The first one is thinking about, is that dividend going to be safe? As we saw through the financial crisis, dividends often are cut in times of stress, and avoiding those cuts can be a big part of dividend investing success.

Economic moats are probably the first thing you want to look at. Companies with narrow or wide economic moats have strong competitive advantages. They can keep competitors at bay, and … if the economy were to decline, certainly they're going to feel pain, but they're probably going to feel less pain than the companies that just don't have those sustainable advantages, and don't have those customer-switching costs and things like that. So, that's a good sign for them being able to continue to get the cash in the door to really keep their distribution the same.

Part of that is also looking at financial health. A company that has potentially a lot of debt, that could be running into problems with their creditors who are going to say, hey, you can't make those dividend payments anymore; you need to save that money for debt service. [Companies with] cash positions that maybe don't look so great. A company with good financial health is going to be much more likely to be able to maintain their dividend versus one in poor financial health.

Finally, the payout ratio: You can only realistically pay out so much of your earnings before you run into problems of not having enough money to invest in the business or worrying about a relatively small downturn meaning that you're going to have to cut that dividend. So, … the ideal payout ratio is going to differ between types of businesses and industries and other different factors. It's important to look at that ratio, and if you see it really creeping close to 100%, you know that you're in trouble and that a dividend cut could be coming.

Stipp: So, very important to have a safe dividend and a dividend that won't be cut, but it's also nice to have a dividend that will grow over time. How can you get a handle on that?

Glaser: It's more than just nice to have it grow. It's really crucial to that dividend investing. If the dividend just stays the same, you're basically buying a bond. It's basically fixed income, because you're getting that fixed payment. But the nice part about dividends is that, as inflation takes hold and as price levels rise, potentially the business will be able to raise their prices and also raise the dividend. So it helps your income stream keep track or keep in pace with potential price levels rising, which is a really important component there.

So to figure out if it's going to grow, you have to think, is the business itself going to grow? What are the prospects for cash flow growth over the coming years? Is this a mature industry where it's going to be relatively slow? Is it a business that for whatever reason is able to grow faster than that? Keeping that in mind is really going to be a key part of what can drive that dividend growth.

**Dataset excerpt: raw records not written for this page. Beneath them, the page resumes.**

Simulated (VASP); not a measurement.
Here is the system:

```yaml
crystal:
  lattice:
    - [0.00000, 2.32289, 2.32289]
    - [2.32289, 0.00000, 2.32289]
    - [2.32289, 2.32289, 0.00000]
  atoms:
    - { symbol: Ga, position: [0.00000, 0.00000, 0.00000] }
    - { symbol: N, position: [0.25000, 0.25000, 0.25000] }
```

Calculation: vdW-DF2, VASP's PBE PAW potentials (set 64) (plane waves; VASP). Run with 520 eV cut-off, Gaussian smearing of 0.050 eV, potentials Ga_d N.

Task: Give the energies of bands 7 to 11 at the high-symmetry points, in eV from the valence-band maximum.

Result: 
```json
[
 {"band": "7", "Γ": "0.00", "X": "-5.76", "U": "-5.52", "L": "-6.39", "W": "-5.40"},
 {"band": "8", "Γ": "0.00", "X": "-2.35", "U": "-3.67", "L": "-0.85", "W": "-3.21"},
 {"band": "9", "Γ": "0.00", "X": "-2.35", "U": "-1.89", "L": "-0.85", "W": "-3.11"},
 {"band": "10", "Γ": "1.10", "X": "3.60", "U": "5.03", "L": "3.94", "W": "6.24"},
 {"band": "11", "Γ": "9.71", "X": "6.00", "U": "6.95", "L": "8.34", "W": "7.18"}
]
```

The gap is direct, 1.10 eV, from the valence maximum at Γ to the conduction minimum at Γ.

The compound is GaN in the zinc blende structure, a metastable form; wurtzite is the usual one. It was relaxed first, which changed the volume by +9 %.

Another thing to think about is how much capital does that business need to get that growth? You can't grow without investment. And if it's a business that needs an incredible amount of cash to get that incremental growth, it might not be a good candidate for a big dividend or for a growing dividend, because that cash is really needed within the business. So, a more capital-light enterprise might have a better chance of improving that dividend and growing that dividend over time.

And the third piece is to think about will it grow as opposed to can it grow, because even if the business has the capacity to grow the dividend, management has to want to do it. So, if the management team says they really prefer share buybacks as a way to return that capital to shareholders or if they just seem not all that interested in giving out that dividend, no matter how good the financials look and no matter how big of a dividend they could support, if they're not willing to make that payment, you're not going to see it. So trying to figure out management willingness to pay the dividend is an important part.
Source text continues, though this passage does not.